Pandas vs Numpy

If we look back at our trajectory in Python, we should see that building from the lementary data structures we have progressed into m,ore complex data types exploited buy varous libraries.

In particular, we have seen how the efficient handling of numerical data types is perfomed in Python using the numpy numerical library and how this is further extended to handle tabular data using the pandas library.

pandas is built on top of numpy and provides high-level data structures and functions designed to make data analysis and manipulation easier and more intuitive.
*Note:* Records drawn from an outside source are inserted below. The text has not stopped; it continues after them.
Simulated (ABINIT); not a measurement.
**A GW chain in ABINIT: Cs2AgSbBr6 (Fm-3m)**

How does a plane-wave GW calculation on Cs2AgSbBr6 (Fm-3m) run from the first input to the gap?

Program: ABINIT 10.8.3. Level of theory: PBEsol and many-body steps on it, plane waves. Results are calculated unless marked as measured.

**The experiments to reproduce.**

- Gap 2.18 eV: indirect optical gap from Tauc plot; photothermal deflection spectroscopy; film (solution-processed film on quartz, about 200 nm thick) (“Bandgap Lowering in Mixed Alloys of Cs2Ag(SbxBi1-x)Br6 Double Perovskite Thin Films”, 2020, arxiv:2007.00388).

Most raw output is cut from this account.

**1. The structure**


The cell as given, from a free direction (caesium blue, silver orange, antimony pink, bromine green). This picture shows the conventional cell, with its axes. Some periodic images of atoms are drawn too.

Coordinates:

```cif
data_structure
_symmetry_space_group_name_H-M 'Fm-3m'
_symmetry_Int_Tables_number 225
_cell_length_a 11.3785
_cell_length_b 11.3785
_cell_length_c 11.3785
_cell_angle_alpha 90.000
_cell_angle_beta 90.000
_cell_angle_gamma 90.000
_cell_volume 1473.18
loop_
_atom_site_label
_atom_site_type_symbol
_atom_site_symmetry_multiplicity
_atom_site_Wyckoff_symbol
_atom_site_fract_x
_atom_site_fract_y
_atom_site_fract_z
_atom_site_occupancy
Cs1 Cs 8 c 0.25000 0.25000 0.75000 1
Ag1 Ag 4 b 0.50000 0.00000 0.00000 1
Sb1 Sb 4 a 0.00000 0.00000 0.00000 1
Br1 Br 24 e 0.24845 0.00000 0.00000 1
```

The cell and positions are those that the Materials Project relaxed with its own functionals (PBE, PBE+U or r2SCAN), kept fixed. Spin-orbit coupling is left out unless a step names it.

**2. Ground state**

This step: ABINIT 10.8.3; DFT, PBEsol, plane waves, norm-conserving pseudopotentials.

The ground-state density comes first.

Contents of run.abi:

Pandas chiefly operates with tabulated data stuctures called DataFrames, which are essentially 2-dimensional labeled data structures with columns of potentially different types. This makes pandas particularly well-suited for handling structured data, such as CSV files, SQL tables, and Excel spreadsheets.

On the other hand the building block of numpy is the ndarray, which is a powerful n-dimensional array, of which tables are just a particular instance (2-dimensional arrays). numpy is optimized for numerical computations and provides a wide range of mathematical functions to operate on these arrays efficiently.

In this lecture we will explore similarities and differences between pandas and numpy, and how to make them interoperate effectively.

Reading data in

We have seen that both pandas and numpy provide functions to read data from various file formats, but they do so in different ways.

In numpy we have functions like numpy.loadtxt() and numpy.genfromtxt() to read data from text files, while pandas offers more versatile functions like pandas.read_csv(), pandas.read_excel(), and pandas.read_sql() to read data from a variety of sources.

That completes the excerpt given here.